Goldman Sachs signals caution towards China’s stock market amid its downturn. Sharmin Mossavar-Rahmani of Goldman Sachs advised against investing in China during a Bloomberg interview.
She underscored the investment risks, despite the market’s recent dips. Furthermore, Mossavar-Rahmani is concerned about China‘s economic future.
She attributes her caution to challenges in real estate, infrastructure, and exports—China’s growth engines.
She pointed out, “Policy ambiguity and inconsistent economic data in China raise investment concerns.”
Mossavar-Rahmani also highlighted uncertainties in China’s policy, especially around data security and data export restrictions.
“The long-term policy direction is uncertain,” she remarked, noting how political uncertainties can constrain the stock market.
In February, the CSI 300 index saw a five-year low, driven by domestic demand worries and rising geopolitical tensions.
China’s real estate sector, while somewhat recovered, remains unstable despite short-term regulatory interventions favoring institutional buying.
“The economic data lacks clarity,” Mossavar-Rahmani added, reflecting widespread skepticism about China’s reported economic growth.

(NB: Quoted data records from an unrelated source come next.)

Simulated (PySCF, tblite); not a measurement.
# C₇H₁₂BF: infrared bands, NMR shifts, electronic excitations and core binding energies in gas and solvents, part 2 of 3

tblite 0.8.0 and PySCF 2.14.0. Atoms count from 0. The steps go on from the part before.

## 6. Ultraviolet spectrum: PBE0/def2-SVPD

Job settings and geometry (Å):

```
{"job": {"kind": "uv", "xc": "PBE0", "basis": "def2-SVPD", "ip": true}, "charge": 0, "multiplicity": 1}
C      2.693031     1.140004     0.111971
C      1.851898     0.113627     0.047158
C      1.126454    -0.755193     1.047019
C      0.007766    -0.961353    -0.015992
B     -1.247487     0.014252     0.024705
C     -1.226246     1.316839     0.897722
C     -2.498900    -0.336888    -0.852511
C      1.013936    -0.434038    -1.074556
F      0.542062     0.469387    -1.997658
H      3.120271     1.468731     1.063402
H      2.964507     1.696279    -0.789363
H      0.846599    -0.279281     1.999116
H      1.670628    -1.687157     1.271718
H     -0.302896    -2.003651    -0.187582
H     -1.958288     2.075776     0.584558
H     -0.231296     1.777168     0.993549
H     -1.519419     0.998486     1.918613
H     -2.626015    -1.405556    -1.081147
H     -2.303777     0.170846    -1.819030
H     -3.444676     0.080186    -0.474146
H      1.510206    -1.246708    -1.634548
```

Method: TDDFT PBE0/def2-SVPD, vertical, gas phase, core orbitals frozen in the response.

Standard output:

Despite China’s claim of over 5% growth in 2023, she believes the real figure is much lower.
China aims for about 5% growth this year amid job market concerns, planning to create 12 million urban jobs and maintain a 5.5% urban unemployment rate.
This backdrop highlights the complexities and uncertainties facing investors in China, underscoring Goldman Sachs’ cautionary stance.